A key goal in the Open Science Grid (OSG) is to increase the access to distributed high-throughput computing (DHTC) for researchers at U.S. campuses. OSG is a powerful sharing ecosystem that enables research communities to access and share computing resources in flexible ways, but there can be a steep learning curve for those not already familiar with DHTC. To lower the entry barriers, we have built an easier on-ramp to the OSG that shields the user from the complexities of the grid. Today we have a set of entry methods that significantly reduce the effort needed to use OSG DHTC; these methods are depicted below.
Image Credit: Chander Sehgal
We know that one size does not fit all, and thus we have developed a spectrum of methods. For individual users we provide three methods: 1) users can contact OSG directly and get access via the OSG-Connect service that provides easy-to-use login access based on their existing campus credentials; 2) other users access OSG by applying thru XSEDE; and 3) users with advanced needs are enabled via the OSG-Direct login host. And we also support research groups and small communities who want to administer their own login nodes for their users by providing a “bulk” connection; an example is the Baker Lab at the University of Washington.

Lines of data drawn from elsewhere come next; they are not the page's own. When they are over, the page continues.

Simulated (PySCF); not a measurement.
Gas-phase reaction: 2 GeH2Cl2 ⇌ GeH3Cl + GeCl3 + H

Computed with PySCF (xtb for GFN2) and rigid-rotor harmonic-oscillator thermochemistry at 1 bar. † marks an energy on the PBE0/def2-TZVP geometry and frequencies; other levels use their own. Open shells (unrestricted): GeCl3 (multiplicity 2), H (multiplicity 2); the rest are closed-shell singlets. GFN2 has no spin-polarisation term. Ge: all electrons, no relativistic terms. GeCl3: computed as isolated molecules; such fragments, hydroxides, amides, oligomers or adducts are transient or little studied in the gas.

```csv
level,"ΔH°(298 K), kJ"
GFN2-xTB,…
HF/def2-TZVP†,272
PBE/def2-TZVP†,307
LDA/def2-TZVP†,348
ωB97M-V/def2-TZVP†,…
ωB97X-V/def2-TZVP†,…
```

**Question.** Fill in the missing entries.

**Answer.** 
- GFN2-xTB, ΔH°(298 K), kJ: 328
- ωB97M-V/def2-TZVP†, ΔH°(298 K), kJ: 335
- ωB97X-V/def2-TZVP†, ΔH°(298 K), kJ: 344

OSG members connect their computing resources both to perform computing for their own experiments and to make available what they do not use at that time to other OSG members; these shared cycles are referred to as “opportunistic cycles” and are the fuel that powers the OSG Open Facility. In the last year these “opportunistic cycles” have provided access to DHTC for about 75 researchers who used about 100 million CPU hours. This on-ramp to the OSG continues to grow in capability and use, and we are actively working to identify and connect more researchers to OSG DHTC.